I was born in Tucson Arizona in 1982. That would make me 26 years old as of this writing. To sum up my life would be an impossible task. The condition of recollection is one of continual reassessment and defeat and a hellish sense of passing. I think to be able to recollect one's life and sum it up somehow is akin to the ability to stop thinking, a skill that many practices of meditation hold a central goal. But this is a skill that can be said to be mastered by very few people and I fear I am not one of them. To put it more bluntly I think the only one who can summarize a life is death. A certain amount of violence perhaps needs to be inflicted before the thing can be studied.
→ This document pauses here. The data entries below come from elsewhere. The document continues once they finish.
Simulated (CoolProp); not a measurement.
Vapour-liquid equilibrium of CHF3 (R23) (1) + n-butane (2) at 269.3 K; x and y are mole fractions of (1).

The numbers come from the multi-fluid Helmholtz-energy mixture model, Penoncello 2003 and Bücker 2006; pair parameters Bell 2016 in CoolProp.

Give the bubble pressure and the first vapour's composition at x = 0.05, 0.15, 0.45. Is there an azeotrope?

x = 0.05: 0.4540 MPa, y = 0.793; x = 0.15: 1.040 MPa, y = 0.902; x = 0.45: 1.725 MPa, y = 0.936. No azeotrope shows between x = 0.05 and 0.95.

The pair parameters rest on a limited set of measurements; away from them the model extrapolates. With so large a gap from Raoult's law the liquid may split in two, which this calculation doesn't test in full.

I was educated at CCNY in New York City, where I fell into studying literature which was mind expanding and indeed expanded my mind so much that eventually my mind burst and now I don't have what can properly be said to be a mind. I have a body. Certainly my body cannot be expanded to much at least not to the point of explosion without my demise. But the mind is a mere play upon the stage and it can be anything. And the body goes on more or less. How many times have you seen a performance that requires the destruction of the building I mean the theater it's in?
I also studied literature at Jesus College, the University of Oxford. They named the library after me there. Not much of a library (the media collection of the Jesus College graduates) but all library nevertheless. I myself started that library when I left him a bunch of DVDs when I left. They kept adding DVDs to the collection and soon it was a library that bears my name.
Now I am a mere creator, adrift in the wide world of human activity. I would like to call myself an artist and philosopher but such words have nowadays taken on the kind of candy dimestore meaning will become a kind of kitsch. You realize after a while that there's really nothing to say.